Tania: Memories of a Lost World by Tania Alexander (And Thoughts of My Father the Story-Teller)

This is only the second biography of Moura Budberg that I have read — the first was Nina Berberova’s biography, which I picked up in Seattle in 2006 and, as it goes with me, took until 2010 for me to read. (In that respect, I’m doing much better with Tania Alexander’s memoir Tania: Memories of a Lost World — I received it back in March, amid a shipment of Pound-related books, and have read it only a couple of months later.)
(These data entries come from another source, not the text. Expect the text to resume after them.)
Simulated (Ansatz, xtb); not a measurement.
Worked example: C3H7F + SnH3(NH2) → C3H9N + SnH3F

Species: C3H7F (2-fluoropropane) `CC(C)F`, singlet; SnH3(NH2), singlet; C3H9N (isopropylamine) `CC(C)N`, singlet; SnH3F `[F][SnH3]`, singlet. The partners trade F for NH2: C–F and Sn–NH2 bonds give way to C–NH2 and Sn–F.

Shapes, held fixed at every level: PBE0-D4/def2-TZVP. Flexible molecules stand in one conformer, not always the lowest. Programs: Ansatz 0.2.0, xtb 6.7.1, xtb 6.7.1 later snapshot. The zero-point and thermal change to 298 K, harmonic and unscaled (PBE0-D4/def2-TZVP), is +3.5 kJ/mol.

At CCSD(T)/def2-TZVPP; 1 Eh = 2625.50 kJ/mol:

I don’t have a lot to say about the book, but I think as a memoirs go it was well-written, thoughtful, and especially sensitive in its treatment of its real subject, Tania Alexander’s mother (Moura Budberg) and the world that made her what she was. (Both the world of the pre-Revolution Baltic nobility, and the Soviet world built out of the ruins of the Tsarist regime.) As I noted recently, the foremost impression one gets is of how small the (European) world was in the early decades of the twentieth-century: how many of the figures we know and remember as having separate stories, actually knew one another and met as their paths crossed. In this book, I discovered two new connection between H.G. Wells and Ezra Pound. (The first runs Wells – Moura – Micky, the Irish nanny who’d raised Moura’s kids, and I think Moura herself – Maud Gonne – Yeats – Pound; the second is shorter, and runs Wells – Moura – Count Alexander Benckendorff (probably via Count Djon Benckendorff, Moura’s first husband) – Ezra Pound, for Pound seems to have talked to Count Alexander Benckendorff at some point, probably in London.)

The ending of the book is particularly touching, as Tania Alexander attempts to clear her mother’s name of certain charges, especially those made by Nathaniel West (the son of Wells with his lover Rebecca West); Alexander faces difficulties because Budberg was the kind of woman to encourage and build up rumors about herself, and Alexander’s understanding of why she did so introduces new and fascinating dimensions to Moura Budberg for me. (Dimensions I’d like to introduce into my story, except since Budberg is the viewpoint character, it will be difficult for me to do so.)

In any case, for someone interested in a glimpse into the biography of Moura Budberg, this is a lighter and quicker read than Nina Berberova, though also less complete. I think it marvelously complements what I’ve read of Moura in other places, which giving a sympathetic view of her eccentricities, her attitudes, and her behaviour. It’s also an interesting look at the world of the Baltic nobility from the late 19th century (where it was good to be a Balt, by all accounts), up to the outbreak of World War II (where Nazi propaganda apparently had the whole region fooled, as Alexander sadly reports toward the end of her book).

And one last thing: like Moura, my father was a man given to story telling, including a certain degree of modification or embellishment of his stories over the years. Yet when I urged him to set down his stories, even in rudimentary form, he was resistant to the idea. I think, now, I understand a little better; Moura, though she had spent decades translating others’ writing, never wrote a biography, something I initially considered a shame, but… how could she had written a story? When one is telling tales, aloud, in warm evenings, people tend not so much to worry about the contradictions; half-truths are like spice, not just acceptable but indeed delectable in what they contribute — at least, in the right quantities. When a story is set down, then contradictions start to nag at one; the half-truths start to turn obvious, and troubling; and worst of all, once set down, a story takes on a permanent form, and it cannot be changed. I like to imagine Moura being as troubled about the permanence of the form, the fixity imposed upon it (and thus upon her life, her own history), and perhaps even disapproving of books like Berberova’s and Alexander’s, ever so slightly… at least, until she reminded herself that in those texts lay the route to some presence, however slight, in the collective memory of the world.